A shared nothing cluster operates by creating incremental snapshots of data sets and then synchronising them between cluster nodes using ZFS send/receive over an ssh tunnel.
The ssh tunnel created and used by the synchronisation process needs to be passwordless and therefore the two nodes need to be ssh-bound. To configure ssh binding perform the following steps on each node:
Create your ssh keys as the root user (press return to accept the defaults for all prompts):
# ssh-keygen
Generating public/private rsa key pair.
Enter file in which to save the key (/root/.ssh/id_rsa):
Enter passphrase (empty for no passphrase):
Enter same passphrase again:
Your identification has been saved in /root/.ssh/id_rsa
Your public key has been saved in /root/.ssh/id_rsa.pub
The key fingerprint is:
SHA256:2dGrTFvaGz8QJbVeVGS5sFv/deJRngPvSOr6v1SaMXc root@NodeA
The key's randomart image is:
+---[RSA 3072]----+
| ...B|
| ....= |
| . .o+ o|
| o ..= +.|
| S o o+*=E|
| o *.oX+*|
| = =*oo=|
| ..=o..|
| .+oooo. |
+----[SHA256]-----+
Once ssh-keygen has been run, a public key is saved to /root/.ssh/id_rsa.pub. This public key now needs to be added to the file /root/.ssh/authorized_keys on the other node (if the authorized_keys file does not exist simply create one).

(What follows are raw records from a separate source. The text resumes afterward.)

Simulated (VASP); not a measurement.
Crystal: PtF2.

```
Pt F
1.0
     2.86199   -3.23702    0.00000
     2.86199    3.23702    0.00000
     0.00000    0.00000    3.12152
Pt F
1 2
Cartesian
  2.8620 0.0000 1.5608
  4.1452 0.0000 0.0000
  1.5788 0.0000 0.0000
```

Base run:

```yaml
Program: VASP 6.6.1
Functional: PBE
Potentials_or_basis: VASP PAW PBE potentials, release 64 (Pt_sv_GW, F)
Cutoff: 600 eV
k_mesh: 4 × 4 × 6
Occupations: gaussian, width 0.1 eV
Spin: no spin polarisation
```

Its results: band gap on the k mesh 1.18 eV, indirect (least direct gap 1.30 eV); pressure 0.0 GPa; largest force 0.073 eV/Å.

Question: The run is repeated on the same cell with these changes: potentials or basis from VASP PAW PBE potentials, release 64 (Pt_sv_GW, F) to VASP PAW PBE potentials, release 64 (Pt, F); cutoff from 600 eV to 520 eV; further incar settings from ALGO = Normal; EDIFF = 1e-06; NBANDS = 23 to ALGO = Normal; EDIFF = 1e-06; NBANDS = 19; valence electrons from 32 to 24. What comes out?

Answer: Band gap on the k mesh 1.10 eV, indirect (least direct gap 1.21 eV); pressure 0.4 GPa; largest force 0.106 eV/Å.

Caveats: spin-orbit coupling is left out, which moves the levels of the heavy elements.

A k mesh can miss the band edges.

Manually ssh NodeA > NodeB then NodeB > NodeA and accept the prompt to add each machine to the list of known hosts:
root@NodeA:~# ssh root@NodeB
The authenticity of host 'NodeB (10.10.10.2)' can't be established.
ED25519 key fingerprint is SHA256:EDmzS45TqKabZ53/35vXb4YyKTQuzJxNnbFuIwFj9UU.
Are you sure you want to continue connecting (yes/no/[fingerprint])? yes
Warning: Permanently added 'NodeB,10.10.10.2' (ED25519) to the list of known hosts.
Last login: Tue Sep 12 09:54:49 2023 from 10.10.10.1
Oracle Solaris 11.4.42.111.0 Assembled December 2021
root@NodeB:~#
Once this process has been completed you should be able to ssh between nodes without being prompted for a password.
SSH login between nodes taking a long time
If ssh is taking a long time, try running ssh -v to see any errors
that may be causing the delay. A common issue is with GSS/Kerberos:
debug1: Next authentication method: gssapi-with-mic
debug1: Unspecified GSS failure. Minor code may provide more information
Credentials cache file '/tmp/krb5cc_1000' not found
debug1: Unspecified GSS failure. Minor code may provide more information
Credentials cache file '/tmp/krb5cc_1000' not found
This can be disabled on the nodes by modifying /etc/ssh/ssh_config and
disabling all Host options that begin with GSS. For example:
Host *
# ForwardAgent no
# ForwardX11 no
# ForwardX11Trusted yes
# PasswordAuthentication yes
# HostbasedAuthentication no
GSSAPIAuthentication no
GSSAPIDelegateCredentials no
GSSAPIKeyExchange no
GSSAPITrustDNS no
# BatchMode no
# CheckHostIP yes
# AddressFamily any
# ConnectTimeout 0
# StrictHostKeyChecking ask
# IdentityFile ~/.ssh/id_rsa
# IdentityFile ~/.ssh/id_dsa
# IdentityFile ~/.ssh/id_ecdsa
# IdentityFile ~/.ssh/id_ed25519
# Port 22
# Ciphers aes128-ctr,aes192-ctr,aes256-ctr,aes128-cbc,3des-cbc
# EscapeChar ~
# Tunnel no
# TunnelDevice any:any
# PermitLocalCommand no
# VisualHostKey no
# ProxyCommand ssh -q -W %h:%p gateway.example.com
# RekeyLimit 1G 1h
# UserKnownHostsFile ~/.ssh/known_hosts.d/%k
SendEnv LANG LC_*